JuliaDiff / ReverseDiff.jl

Reverse Mode Automatic Differentiation for Julia
Other
348 stars 57 forks source link

Error when using scalar vs. vector to operate on tracked inupt #214

Open slwu89 opened 1 year ago

slwu89 commented 1 year ago

Hi ReverseDiff team,

I've found an error that comes up when an object used in a function being differentiated is the result of a tracked array and another argument (not the one we are finding the derivative with respect to) when the other argument is a scalar. I understand my explanation is a bit imprecise, a minimum reproducible example is below. In the line labeled "doesn't work" the arg c is treated as a scalar. In the line labeled "works" it is treated as a length one vector. The object d is used in further computation; when c is treated as a scalar this leads to a method error when it (an element of the resulting object d) is used in the line aa*sin(dd).

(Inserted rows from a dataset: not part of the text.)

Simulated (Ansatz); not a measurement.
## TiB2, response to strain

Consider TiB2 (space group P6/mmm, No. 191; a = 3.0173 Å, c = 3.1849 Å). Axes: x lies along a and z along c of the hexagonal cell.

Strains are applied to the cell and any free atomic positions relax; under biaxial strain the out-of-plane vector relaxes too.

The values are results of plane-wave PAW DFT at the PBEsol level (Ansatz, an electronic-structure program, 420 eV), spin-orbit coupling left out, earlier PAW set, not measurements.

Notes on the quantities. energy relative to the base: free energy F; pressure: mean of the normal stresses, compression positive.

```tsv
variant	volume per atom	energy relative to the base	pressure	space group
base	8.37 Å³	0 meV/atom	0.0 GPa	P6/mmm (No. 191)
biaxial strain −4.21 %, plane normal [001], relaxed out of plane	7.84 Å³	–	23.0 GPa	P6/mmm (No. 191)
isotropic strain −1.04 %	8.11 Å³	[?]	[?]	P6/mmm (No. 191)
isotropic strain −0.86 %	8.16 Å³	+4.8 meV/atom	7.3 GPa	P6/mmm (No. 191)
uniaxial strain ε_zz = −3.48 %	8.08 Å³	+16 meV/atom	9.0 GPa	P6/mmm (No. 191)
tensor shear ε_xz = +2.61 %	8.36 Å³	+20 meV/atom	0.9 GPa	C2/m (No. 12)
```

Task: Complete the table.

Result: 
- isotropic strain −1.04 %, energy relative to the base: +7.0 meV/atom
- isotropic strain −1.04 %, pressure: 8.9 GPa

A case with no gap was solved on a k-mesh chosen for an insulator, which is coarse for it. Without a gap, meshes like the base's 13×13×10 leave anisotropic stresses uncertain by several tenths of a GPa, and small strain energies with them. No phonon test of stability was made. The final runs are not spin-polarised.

[EDIT]: I'm on Julia 1.8.3 and the version of ReverseDiff.jl on the Julia general repo (v1.14.4).

using ReverseDiff
using Distributions

# a,b are vectors; want Hessian w.r.t a
# c is "scalar" arg
function mwe(a,b,c)
    d = @. a/(b+c)
    e = map(a,b,d) do aa, bb, dd
        if dd < bb
            exp(bb)
        else
            aa*sin(dd)
        end
    end
    return sum(e)
end

a = rand(Normal(),5)
b = rand(Normal(),5)
c = 50.0

ReverseDiff.hessian(x -> mwe(x, b, c), a)  # doesn't work
ReverseDiff.hessian(x -> mwe(x, b, [c]), a)  # works
kishore-nori commented 1 year ago

I encountered a similar error. The following equivalent (basically replacing with for loop to mimic what .@ macro is "supposed to do") and it works, (I shortened the above MWE)

function mwe(a,c)
  # d = @. a/(a + c) # this doesn't work
  # d = @. 1.0/(a + c) # even this doesn't work 
  # d = @. a + c # but this works 
  # d = @. 1.0/a # this also works 
  # but below works 
  d = similar(a)
  @simd for i in eachindex(a)
    @inbounds d[i] = a[i]/(a[i] + c)
  end
  e = map(a,d) do aa, dd
        aa*dd
  end
  return sum(e)
end

a = rand(Normal(),5)
c = 50.0

mwe(a,c)

ReverseDiff.hessian(x -> mwe(x, c), a) 
# works! (haven't checked the correctness, but structure of the matrix is alright.)

More interestingly the below works!!

function mwe(a,c)
  # d = @. a/(a + c) # doesn't work

  # works 
  d = similar(a)
  @. d = a/(a + c)

  e = map(a,d) do aa, dd
        aa*dd
  end
  return sum(e)
end

a = rand(Normal(),5)
c = 50.0

mwe(a,c)

ReverseDiff.hessian(x -> mwe(x, c), a)